Basic Admin Commands
Generally GPFS is fairly reliable and the only real failure mode is if one or more of the disks have hardware problems, this will fail the disk and possibly lock up the filesystem pending a fix. This might be a matter of removing the failing disk from the filesystem. If the filesystem can be brought back up temporarily then it ought to be possiblt to remove the disk cleanly without losing any data (assuming there is enough free space on the now reduced filesystem).
Generally you might expect support to take a shot at fixing things by unmounting the filesystem and remounting, it's not expected that they do much more than this.

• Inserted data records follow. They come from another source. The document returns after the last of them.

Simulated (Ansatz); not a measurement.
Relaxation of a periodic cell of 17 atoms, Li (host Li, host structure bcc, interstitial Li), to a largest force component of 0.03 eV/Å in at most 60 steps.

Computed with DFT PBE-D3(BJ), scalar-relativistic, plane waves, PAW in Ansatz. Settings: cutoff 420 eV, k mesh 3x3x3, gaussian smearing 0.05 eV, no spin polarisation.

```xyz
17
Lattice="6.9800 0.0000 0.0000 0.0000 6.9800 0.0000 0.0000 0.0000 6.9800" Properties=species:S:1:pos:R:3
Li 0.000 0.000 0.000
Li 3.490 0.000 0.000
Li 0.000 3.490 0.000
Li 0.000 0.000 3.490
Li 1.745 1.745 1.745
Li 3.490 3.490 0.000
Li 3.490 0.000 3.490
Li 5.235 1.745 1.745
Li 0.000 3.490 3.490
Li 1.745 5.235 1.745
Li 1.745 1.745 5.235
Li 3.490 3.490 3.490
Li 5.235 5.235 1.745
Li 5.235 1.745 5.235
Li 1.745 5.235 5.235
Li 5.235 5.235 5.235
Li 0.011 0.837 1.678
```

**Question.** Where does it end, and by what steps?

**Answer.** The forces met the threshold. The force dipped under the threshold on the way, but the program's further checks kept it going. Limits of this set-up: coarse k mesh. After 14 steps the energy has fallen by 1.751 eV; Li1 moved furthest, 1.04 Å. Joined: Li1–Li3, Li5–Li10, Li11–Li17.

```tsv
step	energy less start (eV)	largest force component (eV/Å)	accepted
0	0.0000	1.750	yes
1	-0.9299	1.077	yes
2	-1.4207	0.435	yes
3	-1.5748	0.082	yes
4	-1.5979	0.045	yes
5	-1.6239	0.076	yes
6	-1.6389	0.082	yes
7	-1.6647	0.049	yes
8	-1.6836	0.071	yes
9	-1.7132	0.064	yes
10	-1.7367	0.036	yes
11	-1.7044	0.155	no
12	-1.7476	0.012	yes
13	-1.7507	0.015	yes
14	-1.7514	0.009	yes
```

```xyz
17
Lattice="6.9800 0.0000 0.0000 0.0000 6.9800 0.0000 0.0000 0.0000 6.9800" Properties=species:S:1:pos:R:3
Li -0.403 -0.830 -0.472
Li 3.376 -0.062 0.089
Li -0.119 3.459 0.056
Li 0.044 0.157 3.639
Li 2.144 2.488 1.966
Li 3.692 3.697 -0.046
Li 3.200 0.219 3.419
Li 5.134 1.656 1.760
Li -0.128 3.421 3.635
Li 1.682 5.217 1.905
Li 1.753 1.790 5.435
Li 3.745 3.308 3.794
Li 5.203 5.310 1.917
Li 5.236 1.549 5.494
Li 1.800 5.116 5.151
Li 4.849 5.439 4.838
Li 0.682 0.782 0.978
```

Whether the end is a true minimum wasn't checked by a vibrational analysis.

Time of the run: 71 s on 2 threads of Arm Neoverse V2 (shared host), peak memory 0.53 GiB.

Authenticating as the administrator
Most of the gpfs mm commands require you to be logged in as root and able to ssh passwordlessly to all the gpfs nodes. Log into one of the cluster's admin hosts (currently just the scheduler host:- illustrious) nsu to root and initialise the gpfs environment with initgpfs
[illustrious]iainr: nsu
[illustrious]root: initgpfs
Agent pid 31424
Enter passphrase for /root/.ssh/id_rsa:
Identity added: /root/.ssh/id_rsa (/root/.ssh/id_rsa)
[illustrious]root:
This sets up passwordless RSA based authentication throughout the GPFS cluster. Provided you use the
-o.inf.ed.ac.uk based addressing you will be able to ssh or run commands on all nodes.
Cluster Status
Basic information about the cluster can be found using the mmlsclustercommand which will return information about the cluster itself and the individual nodes. e.g.
[illustrious]root: mmlscluster
GPFS cluster information
====================
GPFS cluster name: illustrious-o.inf.ed.ac.uk
GPFS cluster id: 9355967080204467299
GPFS UID domain: illustrious-o.inf.ed.ac.uk
Remote shell command: /usr/bin/ssh
Remote file copy command: /usr/bin/scp
GPFS cluster configuration servers:
Primary server: illustrious-o.inf.ed.ac.uk
Secondary server: sannox-o.inf.ed.ac.uk
Node Daemon node name IP address Admin node name Designation
- illustrious-o.inf.ed.ac.uk 129.215.18.125 illustrious-o.inf.ed.ac.uk quorum-manager 22 bw1425n17-o.inf.ed.ac.uk 129.215.18.56 bw1425n17-o.inf.ed.ac.uk 23 bw1425n18-o.inf.ed.ac.uk 129.215.18.57 bw1425n18-o.inf.ed.ac.uk 24 bw1425n19-o.inf.ed.ac.uk 129.215.18.58 bw1425n19-o.inf.ed.ac.uk 25 bw1425n20-o.inf.ed.ac.uk 129.215.18.59 bw1425n20-o.inf.ed.ac.uk 26 bw1425n21-o.inf.ed.ac.uk 129.215.18.60 bw1425n21-o.inf.ed.ac.uk ... 115 hcrc1425n32-o.inf.ed.ac.uk 129.215.18.32 hcrc1425n32-o.inf.ed.ac.uk 116 hcrc1425n33-o.inf.ed.ac.uk 129.215.18.33 hcrc1425n33-o.inf.ed.ac.uk 117 hcrc1425n34-o.inf.ed.ac.uk 129.215.18.34 hcrc1425n34-o.inf.ed.ac.uk 118 sannox-o.inf.ed.ac.uk 129.215.18.126 sannox-o.inf.ed.ac.uk quorum-manager
unmounting the filesystem
This is a variant on the standard umount command.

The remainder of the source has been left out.